How many times have you heard a newly appointed fire chief question his or her readiness for the top spot? For the most part, new fire chiefs are selected because the governing body acknowledges the candidates’ past accomplishments and their theories about administrative effort, organizational necessity and future performance. A selection was likely made because the chief exhibited values that appeared to be in line with the community’s intended direction and can continue the department’s successful track record or take it to the next level.

As a new chief, how does one prepare for what happens after the appointment takes place? If you are a parent, you may already appreciate this feeling. While you waited for your first child, did you ever ask yourself, “Am I ready? Am I the right person for the job?”

You have zero experience, but there is no turning back. Maybe you read the books, watch a few videos and take some classes. That may help, but preparation and readiness is gained through experience. Ask people who have been there before you; learn from their experiences.

When it’s your turn, expect to make mistakes. Learn and adapt; what you learn from those mistakes provides even more experience. Remember, you are not alone; there will always be someone available to help you along the way.

As with parenting, executive leadership is not much different. In my situation, I was a much better parent before I had kids—and I was a much better fire chief before I had five bugles.

As a conscientious firefighter/company officer, I would regularly comment about the best way to run a department; it was based on my observations of administration and how their decisions affected the workforce. Now that I am a five-bugle chief, I see the value of exercising caution when making administrative decisions.

Executive development is most successful when you can learn from—and lean on—other chiefs. To help members prepare for progressive levels of leadership, the IAFC provides guidance through vision, information, education, services and representation. Executive development is an ongoing effort that should start well in advance of being appointed. If you are going to make changes in your department based on old ideas (good ideas you had 10 years ago), you may be implementing procedures that have limited operational value.

If you are a new chief, start making a list of all the things that are difficult about your position. The stumbling blocks you experience will likely be vulnerabilities your successor will face. Start training the potential next-in-command now. Give your staff every opportunity to experience executive-level leadership. Their apprehension of accepting a new role will be minimized when they are comfortable with the next step.

One of the best compliments to your leadership is the success of your entire organization. Your legacy as a competent and capable executive officer will be realized when the work you did in your department is sustained by those who come after you, allowing your effort to outlast your tenure.

As a member of the IAFC’s Executive Fire Officer Section, I appreciate the work that is being done in conjunction with the IAFC’s strategic goals. To “Lead, Educate, and Serve” sets the framework for executive development and succession planning.

We LEAD to impact our present needs and organizational priorities.

We EDUCATE to learn from our past and influence our future.
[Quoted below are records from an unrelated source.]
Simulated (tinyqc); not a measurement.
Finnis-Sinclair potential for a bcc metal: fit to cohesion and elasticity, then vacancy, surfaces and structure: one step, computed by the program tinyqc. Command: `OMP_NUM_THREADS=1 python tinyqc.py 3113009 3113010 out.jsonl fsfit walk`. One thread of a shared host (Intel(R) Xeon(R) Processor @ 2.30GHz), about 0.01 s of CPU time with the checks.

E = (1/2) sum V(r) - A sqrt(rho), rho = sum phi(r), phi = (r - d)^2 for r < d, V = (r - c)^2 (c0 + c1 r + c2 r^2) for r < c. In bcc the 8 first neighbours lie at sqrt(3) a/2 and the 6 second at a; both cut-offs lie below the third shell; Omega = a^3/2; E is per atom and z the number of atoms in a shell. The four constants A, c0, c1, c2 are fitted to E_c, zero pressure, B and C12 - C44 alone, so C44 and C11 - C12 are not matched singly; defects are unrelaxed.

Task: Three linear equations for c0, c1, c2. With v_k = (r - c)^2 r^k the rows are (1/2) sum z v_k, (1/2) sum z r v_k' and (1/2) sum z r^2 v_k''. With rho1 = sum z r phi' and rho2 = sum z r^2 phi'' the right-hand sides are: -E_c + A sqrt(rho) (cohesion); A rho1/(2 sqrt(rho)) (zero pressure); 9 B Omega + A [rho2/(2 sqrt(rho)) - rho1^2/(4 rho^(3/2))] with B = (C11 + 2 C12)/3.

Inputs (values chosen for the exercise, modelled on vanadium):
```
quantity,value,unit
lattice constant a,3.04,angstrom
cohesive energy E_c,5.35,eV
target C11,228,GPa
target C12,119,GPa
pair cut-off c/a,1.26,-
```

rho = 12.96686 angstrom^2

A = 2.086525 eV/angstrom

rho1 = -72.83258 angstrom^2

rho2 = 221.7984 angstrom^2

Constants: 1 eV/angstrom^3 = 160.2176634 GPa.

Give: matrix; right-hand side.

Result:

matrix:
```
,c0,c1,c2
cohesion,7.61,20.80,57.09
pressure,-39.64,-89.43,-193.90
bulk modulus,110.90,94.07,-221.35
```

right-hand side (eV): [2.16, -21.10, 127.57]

We SERVE to address the needs of the community and the demands of our profession.

The EFO Section continues to instill these values in the work that is done through the IAFC and in the best interests of fire service executives. As chief officers, we need to understand that executive development and succession planning is our job. Look closely at your members, those expressing and exhibiting interest; help them find the EFO within them. Our profession depends on it.